Configuring Matching Stopwords

When matching request items or deduplicating nodes in a viewpoint, you can define stopwords at the node type level that get ignored when comparing string values.

For example, when matching or deduplicating using the Name property, you may want to ignore words such as "Company", "Corporation", and "Incorporated", as including these common words may result in false positives.

Considerations

  • You can add stopwords to string properties (that is, String, Memo, or Numeric String data types) only.
  • The stopword must match the entire word in the property value, including punctuation marks. Partial matches are not counted. For example, if you define the stopword "Corporation", the word "Corp" will not be ignored. Similarly, the stopword "Corp" (without a period) will not ignore "Corp." (with a period) from being matched.
  • Stopwords are not case-sensitive.

Configuring Stopwords on a Node Type

  1. Inspect the node type that you want to configure stopwords for. See Inspecting a Node Type.
  2. Navigate to the Rules tab, and on the Stopwords sub-tab click Edit.
  3. Click Add add button, and select a property to add stopwords for in the Property drop down menu.

    Note:

    If you select the same property on multiple rows, the stopword values for each of the rows are merged into a single row for that property when you click Save.
  4. In Matching Stopwords, enter the stopwords that you want to ignore during the matching process.

    Note:

    The values are converted to lower-case when they are stored. Stopwords are not case-sensitive.
  5. To remove a stopword, click the X icon next to it. To remove the property and all of its stopwords completely, click Actions Actions menu and select Remove.
  6. Click Save.

Stopword Processing

When running request item matching or deduplication for a node type that has matching stopwords configured:

  • The stopwords for all properties are ignored in all matching rules using that property.
  • The stopwords for all properties are ignored when calculating the match score of a matching rule for a match candidate (when matching request items) or matched node (when running deduplication).

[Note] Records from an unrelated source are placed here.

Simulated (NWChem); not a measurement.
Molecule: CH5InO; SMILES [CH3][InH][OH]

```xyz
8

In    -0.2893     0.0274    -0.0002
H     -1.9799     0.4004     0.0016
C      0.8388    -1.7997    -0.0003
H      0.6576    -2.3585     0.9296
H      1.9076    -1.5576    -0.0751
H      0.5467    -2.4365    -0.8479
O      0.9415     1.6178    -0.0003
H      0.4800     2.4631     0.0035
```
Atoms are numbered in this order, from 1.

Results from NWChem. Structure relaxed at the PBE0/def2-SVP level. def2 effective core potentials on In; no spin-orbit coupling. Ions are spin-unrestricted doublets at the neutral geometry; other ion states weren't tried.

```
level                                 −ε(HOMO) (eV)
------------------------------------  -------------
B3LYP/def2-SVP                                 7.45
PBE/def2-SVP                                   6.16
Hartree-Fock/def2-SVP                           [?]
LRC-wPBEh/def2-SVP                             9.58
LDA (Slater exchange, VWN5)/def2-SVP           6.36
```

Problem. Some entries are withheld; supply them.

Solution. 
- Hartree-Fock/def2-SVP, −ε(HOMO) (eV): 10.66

For example, when matching request items, suppose your incoming request item has a node named "StreamVault Media" and your node type contains a match candidate named "The StreamVault Media Company".

  • With no stopwords configured, your match score is 61 (because 17 of 28, or 61%, of the characters in the request item match the match candidate, see How are match scores calculated and how do I use them?).
  • If you configure the stopwords "The" and "Company", your match score becomes 100, because those words are ignored when calculating the match score and thus all 17 characters in the request item match the match candidate.

The revised match score may cause a match candidate to be automatically accepted as a match or automatically excluded from the match results when it previously was not.